It's been a great ride.
Since the dawn of the Internet age, consumers have been able to log on and buy just about anything without having to pay a sales tax.
As long as you didn't need the item right away, it was a nice way to save a few bucks.
But those days appear to be numbered.
Amazon.com, the largest online retailer in North America, announced last week it will now collect Pennsylvania's 6 percent sales tax on orders placed from the Keystone State.
The move puts the Internet giant in compliance with a 2011 state Department of Revenue requirement that online businesses collect the tax if they have a physical presence in Pennsylvania.
Just our luck, Amazon operates a fulfillment center in York County and five others across the state, including two in Cumberland County, one in Luzerne County and two in Lehigh County.
While the new sales tax is likely to anger more than a few shoppers, it's a boon for Pennsylvania's brick-and-mortar businesses, which have always had to collect and remit the sales tax to the state.
"It's about time," said Melissa Grove, owner of Sweet Melissa's Dream in downtown York. "My customers and I both have to pay sales tax. Why shouldn't Amazon?"
The Revenue Department estimated it will lose $380 million in sales tax this year because of people buying online.
That's money Pennsylvania can certainly use in these tough economic times, as public education and social services have seen their state funding cut over the past few years.
Would you rather see property taxes increase to make up the difference -- or a new sales tax that you can choose not to pay (by not buying an item)?
If you really want to save those few dollars, you probably can find another online retailer that offers the same item but doesn't collect the state sales tax.
But better do your homework and make sure they don't have a physical presence in Pennsylvania. The state seems intent on collecting what it's owed, and Amazon isn't likely to be the last company to change its policies.
In fact, you wouldn't be off the hook completely just by finding a tax-free online connection.
Technically -- well, legally -- Pennsylvania consumers are required to report and remit a 6 percent "use tax" when the seller isn't required to collect the sales tax.
That's not new; it's been the law for some 60 years -- a law most people have ignored.
And the state wants that money, too.
The Department of Revenue added a new line on this year's PA-40 income tax, requiring people to tally their Internet purchases and report the 6 percent use tax.

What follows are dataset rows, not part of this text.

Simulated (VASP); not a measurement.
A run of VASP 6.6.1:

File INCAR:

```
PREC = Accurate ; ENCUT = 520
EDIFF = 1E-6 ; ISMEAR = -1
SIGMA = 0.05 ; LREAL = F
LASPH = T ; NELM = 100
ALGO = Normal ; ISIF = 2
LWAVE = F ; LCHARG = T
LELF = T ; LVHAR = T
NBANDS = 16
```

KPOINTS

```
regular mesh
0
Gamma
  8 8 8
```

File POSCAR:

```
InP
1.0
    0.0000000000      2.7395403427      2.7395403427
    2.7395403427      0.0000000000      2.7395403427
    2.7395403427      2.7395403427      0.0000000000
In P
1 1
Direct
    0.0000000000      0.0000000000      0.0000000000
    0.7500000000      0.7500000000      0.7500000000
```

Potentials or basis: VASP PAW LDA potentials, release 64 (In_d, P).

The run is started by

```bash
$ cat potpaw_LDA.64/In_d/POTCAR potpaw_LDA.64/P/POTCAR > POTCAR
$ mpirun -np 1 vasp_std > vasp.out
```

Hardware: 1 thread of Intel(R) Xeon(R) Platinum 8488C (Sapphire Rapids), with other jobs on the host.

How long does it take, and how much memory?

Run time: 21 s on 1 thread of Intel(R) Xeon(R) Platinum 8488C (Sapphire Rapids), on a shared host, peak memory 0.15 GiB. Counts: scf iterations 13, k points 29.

Knowing people might not know exactly how much they spent online, the department provided a table, based on income, for filers to estimate what they owe. For instance, someone who makes $50,001 to $75,000 probably spent about $383 online during the year and owes $23.
It's voluntary for now, but a Revenue Department spokeswoman said last year officials are exploring ways to expand enforcement through new technology.
Yes, it looks like the party's winding down.